44. Integrated Information Infrastructure Reference Model

Chapter Contents
44.1 Basic Concepts | 44.2 High-Level View | 44.3 Detailed Taxonomy

This chapter describes the Integrated Information Infrastructure Reference Model (III-RM), in terms of its concepts, an overview, and taxonomy.

44.1 Basic Concepts

This section looks at the basic concepts of the III-RM, including background, components, and drivers.

44.1.1 Background

With the emergence of Internet-based technologies in recent years, for many organizations the main focus of attention, and the main return on investment in architecture effort, has shifted from the Application Platform space to the Application Software space. (Indeed, this has been one of the drivers behind the migration of TOGAF itself from a framework and method for Technology Architecture to one for overall enterprise architecture.)

The TOGAF Technical Reference Model (TRM) described in 43. Foundation Architecture: Technical Reference Model focuses on the Application Platform space.

This section describes a reference model that focuses on the Application Software space, and "Common Systems Architecture" in Enterprise Continuum terms. This is the Integrated Information Infrastructure Reference Model (III-RM).

The III-RM is a subset of the TOGAF TRM in terms of its overall scope, but it also expands certain parts of the TRM - in particular, the business applications and infrastructure applications parts - in order to provide help in addressing one of the key challenges facing the enterprise architect today: the need to design an integrated information infrastructure to enable Boundaryless Information Flow. These concepts are explained in detail below.

This introductory section examines the concept of Boundaryless Information Flow; why an integrated information infrastructure is necessary to enable it; and how the III-RM can help the architect in designing an integrated information infrastructure for their enterprise.

44.1.2 Components of the Model

Like the TOGAF TRM, the III-RM has two main components:

  1. A taxonomy, which defines terminology, and provides a coherent description of the components and conceptual structure of an integrated information infrastructure
  2. An associated III-RM graphic, which provides a visual representation of the taxonomy, and the inter-relationship of the components, as an aid to understanding

The model assumes the underlying existence of a computing and network platform, as described in the TRM; these are not depicted in the model.

44.1.3 Relationship to Other parts of TOGAF

The relationship of the III-RM to the TRM is explained above.

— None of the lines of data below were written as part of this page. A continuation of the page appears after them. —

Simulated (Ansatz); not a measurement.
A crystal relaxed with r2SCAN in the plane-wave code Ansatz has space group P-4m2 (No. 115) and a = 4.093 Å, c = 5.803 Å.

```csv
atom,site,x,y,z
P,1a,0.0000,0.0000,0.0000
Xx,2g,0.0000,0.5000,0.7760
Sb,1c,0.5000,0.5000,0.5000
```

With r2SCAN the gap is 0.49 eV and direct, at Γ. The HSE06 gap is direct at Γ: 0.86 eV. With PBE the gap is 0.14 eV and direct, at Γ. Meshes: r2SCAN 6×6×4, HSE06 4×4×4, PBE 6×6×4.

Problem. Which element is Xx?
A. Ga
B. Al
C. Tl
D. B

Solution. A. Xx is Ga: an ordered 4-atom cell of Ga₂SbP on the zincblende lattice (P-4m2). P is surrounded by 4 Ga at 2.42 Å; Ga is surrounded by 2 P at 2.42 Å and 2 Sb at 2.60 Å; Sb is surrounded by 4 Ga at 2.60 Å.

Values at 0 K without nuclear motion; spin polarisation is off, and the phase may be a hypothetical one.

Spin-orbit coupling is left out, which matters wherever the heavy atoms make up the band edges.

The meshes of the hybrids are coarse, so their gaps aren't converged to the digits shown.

Although the III-RM is intended as a useful tool in the execution of the TOGAF Architecture Development Method (ADM), it is important to emphasize that the ADM is in no way dependent on use of the III-RM (any more than it is dependent on use of the TRM). Other taxonomies and reference models exist in this space that can be used in conjunction with the ADM, and indeed may be preferable for some organizations.

44.1.4 Key Business and Technical Drivers Problem Space: The Need for Boundaryless Information Flow

The Boundaryless Information Flow problem space is one that is shared by many customer members of The Open Group, and by many similar organizations worldwide. It is essentially the problem of getting information to the right people at the right time in a secure, reliable manner, in order to support the operations that are core to the extended enterprise.

In General Electric, Jack Welch invented the term "the Boundaryless Organization", not to imply that there are no boundaries, but that they should be made permeable.

Creating organizational structures that enabled each individual department to operate at maximum efficiency was for a long time accepted as the best approach to managing a large enterprise. Among other benefits, this approach fostered the development of specialist skills in staff, who could apply those skills to specific aspects of an overall activity (such as a manufacturing process), in order to accomplish the tasks involved better, faster, and cheaper.

As each overall activity progressed through the organization, passing from department to department (for example, from Design to Production to Sales), each department would take inputs from the previous department in the process, apply its own business processes to the activity, and send its output to the next department in line.

In today's world where speed, flexibility, and responsiveness to changing markets make all the difference between success and failure, this method of working is no longer appropriate. Organizations have been trying for some time to overcome the limitations imposed by traditional organization structures. Many business process re-engineering efforts have been undertaken and abandoned because they were too ambitious, while others cost far more in both time and money than originally intended.

However, organizations today recognize that they need not abandon functional or departmental organization altogether. They can enable the right people to come together in cross-functional teams so that all the skills, knowledge, and expertise can be brought to bear on any specific problem or business opportunity.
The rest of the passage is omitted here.